Dispossessed families

Dispossessed families were forced to leave their homes and native areas during the plantation period. They had to consider the options open to them.

Women from gentry families could be responsible for quite a large entourage. Dame Katherine Morris of Latheragh, Co. Tipperary, had a proposed household group of 35 followers as well as stock which included 10 cows, 16 garrans [horses], 19 goats and 2 swine. Mary O'Dowd, 'Women and war in Ireland' in Margaret MacCurtain & Mary O'Dowd (eds.), Women in early modern Ireland, Dublin, 1991, p.106.
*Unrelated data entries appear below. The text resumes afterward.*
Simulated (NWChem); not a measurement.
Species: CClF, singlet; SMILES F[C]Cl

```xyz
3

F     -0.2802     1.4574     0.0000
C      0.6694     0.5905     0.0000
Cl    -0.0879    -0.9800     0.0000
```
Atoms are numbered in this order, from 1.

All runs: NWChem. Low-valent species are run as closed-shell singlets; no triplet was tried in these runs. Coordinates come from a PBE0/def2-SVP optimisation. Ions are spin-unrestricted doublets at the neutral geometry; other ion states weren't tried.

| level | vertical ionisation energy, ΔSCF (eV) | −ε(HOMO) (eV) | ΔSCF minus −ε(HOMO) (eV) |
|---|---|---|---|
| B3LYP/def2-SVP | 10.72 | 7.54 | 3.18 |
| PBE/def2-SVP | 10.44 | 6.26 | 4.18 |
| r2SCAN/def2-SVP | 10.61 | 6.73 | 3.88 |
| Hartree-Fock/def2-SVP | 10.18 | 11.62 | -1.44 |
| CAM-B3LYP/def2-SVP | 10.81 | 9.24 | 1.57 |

In order to speed up the land settlement, the legal status of women in Ireland was changed when widows of Catholic landholders and wives of men who had gone abroad to enlist for Spain were treated as proprietors in their own right contrary to common law. These women, together with single women who held land in their own right were also transplanted and they joined men at the queues in Athlone and Loughrea to find out where they were being sent in Connacht. There were unavoidable delays and many were threatened with eviction by those who had been granted their lands back home and were in a hurry to take possession.


  1. What were the main options for dispossessed families?
  2. How were women affected by being dispossessed?


  1. A woman in 1655 writes to her husband who has gone ahead to Connacht to arrange for the family to be transplanted there.
  2. Role play a conversation between members of a dispossessed family considering what options they should take during the Cromwellian land settlement.